Last modified 2 years ago

Can not set completion date on milestone due to timezone daylight saving

Reported by: Felix Schwarz <felix.schwarz@…> Owned by: rblank
Priority: normal Milestone: 0.11.6
Component: ticket system Version: 0.11.4
Severity: normal Keywords:
Cc: info@…, michaelc@…, jappie@…
Release Notes:
API Changes:

Description

If I want to set a completion date for a milestone very close to the actual time, I get the warning message: "Warning: Completion date may not be in the future". For example at '04/27/09 15:30:00' I can not put a completion date of a milestone which is '04/27/09 15:00:00'.
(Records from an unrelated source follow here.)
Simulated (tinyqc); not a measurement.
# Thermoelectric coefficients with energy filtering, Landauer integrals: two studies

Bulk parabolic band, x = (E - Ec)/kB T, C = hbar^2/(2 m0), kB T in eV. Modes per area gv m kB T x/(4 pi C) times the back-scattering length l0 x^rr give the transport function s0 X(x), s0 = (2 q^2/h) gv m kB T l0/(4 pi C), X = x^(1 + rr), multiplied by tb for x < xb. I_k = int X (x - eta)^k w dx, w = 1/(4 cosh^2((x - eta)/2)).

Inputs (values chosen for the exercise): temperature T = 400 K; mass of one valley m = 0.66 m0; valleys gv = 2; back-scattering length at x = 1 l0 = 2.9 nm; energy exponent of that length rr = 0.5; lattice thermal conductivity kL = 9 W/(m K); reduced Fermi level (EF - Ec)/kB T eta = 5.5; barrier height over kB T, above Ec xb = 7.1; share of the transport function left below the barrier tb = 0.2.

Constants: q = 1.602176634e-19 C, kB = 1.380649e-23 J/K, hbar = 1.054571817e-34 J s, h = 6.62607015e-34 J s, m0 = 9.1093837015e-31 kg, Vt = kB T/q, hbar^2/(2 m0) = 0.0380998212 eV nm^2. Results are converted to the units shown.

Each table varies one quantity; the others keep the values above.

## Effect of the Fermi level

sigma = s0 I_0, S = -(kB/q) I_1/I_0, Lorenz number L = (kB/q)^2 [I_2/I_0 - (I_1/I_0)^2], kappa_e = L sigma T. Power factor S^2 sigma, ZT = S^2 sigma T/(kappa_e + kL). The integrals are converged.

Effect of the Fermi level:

I think this is something closely related to trac's/Python's datetime handling with timezones (the culprit is probably 'trac.util.datefmt.parse_date').

This is my setup:

  • Trac 0.11.4 (seeing this with 0.11stable as well)
  • Python 2.3 (also checked with Python 2.5)
  • pytz is installed
  • server timezone (default_timezone in trac.ini) is set to utc
  • in the user preferences a different timezone was stored, in that timezone daylight saving is currently active (e.g. Europe/Berlin?)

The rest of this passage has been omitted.